Lothian Prize Essay
The Marquis of Lothian's Historical Prize Essay was a prize for historical studies at the University of Oxford. The prize was established in 1870, when William Schomberg Robert Kerr, 8th Marquis of Lothian bequeathed a fund to encourage the study of Modern History at Oxford.
In 1939, the Prize was £40 or books of the same value. It was defined as “an essay on some aspect of foreign history, secular or ecclesiastical, in the period between the dethronement of Romulus Augustulus and the death of Frederick the Great.” The prize was open to members of the University who had not exceeded twenty-one terms from Matriculation.[1]
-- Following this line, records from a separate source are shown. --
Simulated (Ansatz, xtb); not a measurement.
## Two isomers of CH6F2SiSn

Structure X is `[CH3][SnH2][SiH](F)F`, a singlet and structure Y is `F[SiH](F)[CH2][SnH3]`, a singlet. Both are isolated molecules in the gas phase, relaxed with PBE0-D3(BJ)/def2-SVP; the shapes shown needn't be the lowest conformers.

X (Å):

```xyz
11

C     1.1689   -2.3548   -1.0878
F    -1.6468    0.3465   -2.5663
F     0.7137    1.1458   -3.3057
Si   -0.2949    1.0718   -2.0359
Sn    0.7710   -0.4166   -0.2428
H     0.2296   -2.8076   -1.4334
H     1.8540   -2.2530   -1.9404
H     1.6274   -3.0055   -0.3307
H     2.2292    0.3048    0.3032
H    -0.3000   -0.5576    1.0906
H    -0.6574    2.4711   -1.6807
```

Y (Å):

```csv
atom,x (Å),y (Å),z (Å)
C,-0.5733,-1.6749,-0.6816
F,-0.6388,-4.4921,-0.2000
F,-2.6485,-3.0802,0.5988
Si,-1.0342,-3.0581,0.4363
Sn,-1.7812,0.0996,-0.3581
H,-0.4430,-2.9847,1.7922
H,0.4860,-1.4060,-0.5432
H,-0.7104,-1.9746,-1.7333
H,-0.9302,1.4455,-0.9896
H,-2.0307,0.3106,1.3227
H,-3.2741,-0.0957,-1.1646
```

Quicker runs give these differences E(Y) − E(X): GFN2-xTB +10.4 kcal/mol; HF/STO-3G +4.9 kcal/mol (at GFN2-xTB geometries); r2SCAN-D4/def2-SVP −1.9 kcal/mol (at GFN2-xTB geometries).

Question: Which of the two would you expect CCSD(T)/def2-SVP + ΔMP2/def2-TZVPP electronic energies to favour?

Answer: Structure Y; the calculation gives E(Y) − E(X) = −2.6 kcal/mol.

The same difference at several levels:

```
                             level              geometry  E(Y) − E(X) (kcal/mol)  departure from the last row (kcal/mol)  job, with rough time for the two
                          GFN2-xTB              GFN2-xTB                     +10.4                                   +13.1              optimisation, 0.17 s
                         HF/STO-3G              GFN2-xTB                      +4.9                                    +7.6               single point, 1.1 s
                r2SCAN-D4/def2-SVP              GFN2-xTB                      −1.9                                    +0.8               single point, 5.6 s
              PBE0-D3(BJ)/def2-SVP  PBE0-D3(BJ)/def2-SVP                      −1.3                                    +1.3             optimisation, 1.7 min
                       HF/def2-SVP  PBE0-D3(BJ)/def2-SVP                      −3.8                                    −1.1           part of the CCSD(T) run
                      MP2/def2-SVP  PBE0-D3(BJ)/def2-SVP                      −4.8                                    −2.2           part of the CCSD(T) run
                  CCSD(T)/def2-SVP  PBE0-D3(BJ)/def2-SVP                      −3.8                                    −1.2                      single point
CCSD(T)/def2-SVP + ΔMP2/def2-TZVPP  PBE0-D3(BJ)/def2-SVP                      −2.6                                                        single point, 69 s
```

The Prize was eventually replaced by the Marquis of Lothian's Studentship in Modern History.[2]
Published Prize Essays
- 1873 Sir Thomas Raleigh, ‘’The University of Paris from its Foundation to the Council of Constance’’ (Oxford, 1873).
- 1874 Arthur Lionel Smith, ‘’Erasmus’’ (Oxford: Shrimpton, 1874).
- 1877 C.A.V. Conybeare, ‘’The Place of Iceland in the History of European Institutions (Oxford: J. Parker, 1877.
- 1880 Arthur Henry Hardinge, ‘’Queen Christina of Sweden’’ (Oxford:Shrimpton, 1880).
- 1881 Edward H.R. Tatham, ‘’John Sobieski’’ (Oxford: Shrimpton, 1881).
- 1882 William James Ashley, ‘’James and Philip van Artevelde’’ (London: Macmillan, 1883).
- 1883 George Nathaniel Curzon, ‘’Justinian, (Oxford, 1883).
- 1884 Charles Oman, ‘’The art of War in the Middle Ages, AD 378-1515’’ (Oxford: Blackwells: London: T. Fisher. Unwin, 1885).
- 1885 Edward Cannan, ‘’The Duke of Saint Simon’’ (Oxford: B.H. Blackwell, 1885).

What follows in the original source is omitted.